Student Loses Points on Quiz for Disagreeing Constitution Designed to ‘Perpetrate White Supremacy’

Student Loses Points on Quiz for Disagreeing Constitution Designed to ‘Perpetrate White Supremacy’
A replica of the U.S. Constitution. lynn0101/Pixabay.com
Bill Pan
Updated:

A student at Vanderbilt University reportedly lost points on a quiz for not agreeing that the U.S. Constitution was “designed to perpetuate white supremacy.”

According to a screenshot the Young America’s Foundation (YAF) obtained from the unnamed Vanderbilt student, the online quiz was part of a undergraduate political science class on the 2020 U.S. elections. One of the questions asked students to answer true or false to the statement: “Was the Constitution designed to perpetuate white supremacy and protect the institution of slavery?” The student answered “false,” and that answer was marked wrong.
The syllabus of the course, PSCI 1150: U.S. Elections, says this is the“ largest class that Vanderbilt has ever taught.” The university’s website lists PSCI 1150 as one of the five courses political science majors can take to fulfill their core requirements, as well as the College of Arts and Science’s broader requirement for a course in “History and Culture of the United States.”
Some 800 students are currently enrolled in PSCI 1150, according to YAF. The course is taught online by a group of four professors, notably among them is Pulitzer Prize–winning presidential historian Jon Meacham, who was featured on the last night of Democratic National Convention on Aug. 20.

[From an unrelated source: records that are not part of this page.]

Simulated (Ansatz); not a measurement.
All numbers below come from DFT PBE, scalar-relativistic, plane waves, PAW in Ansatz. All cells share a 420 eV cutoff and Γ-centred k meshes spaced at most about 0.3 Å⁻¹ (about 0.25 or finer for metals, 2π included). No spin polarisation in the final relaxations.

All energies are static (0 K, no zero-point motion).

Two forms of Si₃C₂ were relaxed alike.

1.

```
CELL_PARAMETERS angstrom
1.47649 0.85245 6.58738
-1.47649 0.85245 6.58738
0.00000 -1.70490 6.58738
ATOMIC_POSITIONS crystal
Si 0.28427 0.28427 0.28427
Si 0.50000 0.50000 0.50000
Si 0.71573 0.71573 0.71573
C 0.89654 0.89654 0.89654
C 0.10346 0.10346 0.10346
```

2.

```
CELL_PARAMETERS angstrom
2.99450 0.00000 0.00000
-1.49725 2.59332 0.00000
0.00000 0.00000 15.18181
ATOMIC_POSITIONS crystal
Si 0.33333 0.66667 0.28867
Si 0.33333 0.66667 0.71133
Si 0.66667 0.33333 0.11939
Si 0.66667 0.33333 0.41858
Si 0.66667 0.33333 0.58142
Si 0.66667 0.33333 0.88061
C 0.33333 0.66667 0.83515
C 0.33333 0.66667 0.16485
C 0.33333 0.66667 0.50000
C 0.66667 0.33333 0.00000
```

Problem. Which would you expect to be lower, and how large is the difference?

“This blatant misinformation that is being peddled by these far-left professors to more than 800 impressionable students is despicable,” YAF’s Kara Zupkus wrote. “To attempt to boil down the country’s greatest founding document as simply being white supremacist is a new low—marking any student wrong who dares to disagree with this ridiculous statement is heinous.”

The test’s controversial question comes amid an ongoing debate whether the founding of the United States is rooted in racism—an idea embedded in New York Times’ revisionist 1619 Project and popularized during the nationwide unrest decrying racial injustice.

The 1619 Project is championed by New York Times journalist Nikole Hannah-Jones, who believes that the U.S. history began in 1619 when the first enslaved Africans arrived in Jamestown, Virginia, rather than in 1776, when American colonists declared independence from Britain. In fact, the 1619 Project argues that the United States was racist in its founding, with the Revolutionary War fought to preserve slavery, and the Constitution written to consolidate systematic oppression against people of color.

A curriculum based on the project, developed by the Pulitzer Center, has made its way into public school districts across the nation, including in Chicago, Buffalo, Newark, and Washington.

“Many young Americans have been fed lies about America being a wicked nation plagued by racism,” President Donald Trump said last month during a press conference, adding that he expected students to be taught that the United States is “an exceptional, free and just nation, worth defending, preserving, and protecting.”

“The only path to unity is to rebuild a shared national identity focused on common American values and virtues of which we have plenty,” he said. “This includes restoring patriotic education in our nation’s schools, where they are trying to change everything that we have learned.”